Coleman is a rock ‘n’ roll junkman. His mind works like a radio receiver that gets random transmissions from the last five decades of rock and country music. Recorded in Oakland, CA and Coleman’s native Texas, Donkey Show is produced by Greg Ashley of the Gris Gris, who’s worked with bands like the Impediments and is clearly Coleman’s kindred spirit.

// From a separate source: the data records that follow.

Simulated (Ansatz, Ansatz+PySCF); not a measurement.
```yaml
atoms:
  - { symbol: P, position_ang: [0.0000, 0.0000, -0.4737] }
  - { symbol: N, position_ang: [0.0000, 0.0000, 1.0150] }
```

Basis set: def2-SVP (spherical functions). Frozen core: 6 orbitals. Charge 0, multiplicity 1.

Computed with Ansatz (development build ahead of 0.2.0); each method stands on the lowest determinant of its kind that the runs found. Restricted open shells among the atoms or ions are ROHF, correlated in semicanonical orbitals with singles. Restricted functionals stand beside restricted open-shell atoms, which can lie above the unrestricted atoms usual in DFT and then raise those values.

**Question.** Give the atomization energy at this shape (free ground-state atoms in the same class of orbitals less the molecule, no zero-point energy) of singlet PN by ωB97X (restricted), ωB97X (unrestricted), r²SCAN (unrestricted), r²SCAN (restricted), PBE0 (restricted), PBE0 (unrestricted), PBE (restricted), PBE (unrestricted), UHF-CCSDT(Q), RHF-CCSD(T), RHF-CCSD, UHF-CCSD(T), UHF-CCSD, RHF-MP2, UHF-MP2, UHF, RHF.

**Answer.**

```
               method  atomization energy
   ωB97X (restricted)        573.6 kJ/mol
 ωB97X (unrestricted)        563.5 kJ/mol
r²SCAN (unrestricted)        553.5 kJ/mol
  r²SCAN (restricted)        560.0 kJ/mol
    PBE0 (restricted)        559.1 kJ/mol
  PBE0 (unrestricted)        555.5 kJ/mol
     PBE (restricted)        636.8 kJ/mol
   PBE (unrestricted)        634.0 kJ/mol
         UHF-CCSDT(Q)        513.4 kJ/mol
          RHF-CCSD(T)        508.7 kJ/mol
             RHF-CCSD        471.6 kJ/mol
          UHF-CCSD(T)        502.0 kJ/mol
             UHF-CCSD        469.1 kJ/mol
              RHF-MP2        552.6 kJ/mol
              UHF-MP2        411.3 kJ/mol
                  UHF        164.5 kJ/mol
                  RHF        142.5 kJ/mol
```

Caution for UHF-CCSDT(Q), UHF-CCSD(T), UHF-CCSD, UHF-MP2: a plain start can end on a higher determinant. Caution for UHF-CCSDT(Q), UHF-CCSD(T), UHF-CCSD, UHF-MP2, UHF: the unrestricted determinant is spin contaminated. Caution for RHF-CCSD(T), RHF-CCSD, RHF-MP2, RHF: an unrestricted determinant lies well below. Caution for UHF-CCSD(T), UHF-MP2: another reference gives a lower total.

Coleman is expressive, poetic in a junkman’s way – mostly he comes up with an idea or an image and lets it roll. It works. “There’s a woman looking for me in the dark; she won’t leave me alone” he sings on “My Grave.” It’s sung to a tune that borrows a tad from Roky Erickson’s “Starry Eyes” with an arrangement that calls to mind the Sir Douglas Quintet, Swingin’ Medallions and the Attractions. Coleman likes the sublime sounds of vintage electric keyboards like the Farfisa and Vox Continental, sounds at once majestic and cheesy. That sound predominates on the title cut and “Virgin Mary Queen.” The former kicks off with a ‘dearly beloved’ organ intro, turning into prom-rock with a Ringo back beat, Coleman singing like a charbroiled Peter Perrett; on “Virgin” Coleman engages his inner Iggy, but mixes him with a touch of Kris Kristofferson. With its Flannery O’Connor ambience “Virgin” sounds like the aural equivalent of a William Eggleston photograph, full of that mysterious mix of the banal and the incredible that characterizes the southern American psychic landscape.



“The Howling” has Iggy overtones too, but you have to imagine “Kill City” caressing “Tennessee Waltz.” “Hanging Around” evokes Alex Chilton - post-Box Tops, pre-Big Star. With an underlying ska rhythm, a (George) Harrrisonesque guitar solo, and a Libertines-like guitar blend it’s just another example of Coleman’s unselfconscious eclecticism. When Coleman puts on thrash punk airs it suits him, as the shit-kicker ghoul-rock of “She’s Like Dracula” (think Bobby Fuller after the Cramps) attests. While “Don’t Waste My Time,” with its mock Springsteenian grandeur, pure pop backing vocals, and stilted, staccato singing calls British nuevo-wave-o to mind.

The closing cut “Flower in the Dark” curiously reprises the opening track “My Grave” as the latter’s “woman in the dark” is recalled – only this time she’s in “his grave” and “she won’t let” him go home. Like the more expressly country “Misery Again” it demonstrates Coleman’s affection for post-Hank Sr. Americana. His dead on Jerry Garcia vocal take (reference “Ripple”/American Beauty) adds to his vast trove of vocal guises. As widely and wildly influenced as Coleman is, though, it all sounds seamless and like, well … him.

The inside of The Last Donkey Show’s cd booklet features a friendly trashing of Elvis Presley’s Harum Scarum album art.


To the average Elvis devotee it might well look like a defacing, scratching out the original information, replacing it with Coleman’s, and placing a black bar over the King’s eyes. I think it’s juvenile, but it's funny. And somehow it captures Coleman’s sensibilities. His art is pure influence and pastiche, but it exudes personality and irreverence that makes it pure, you know, rock ‘n’ roll.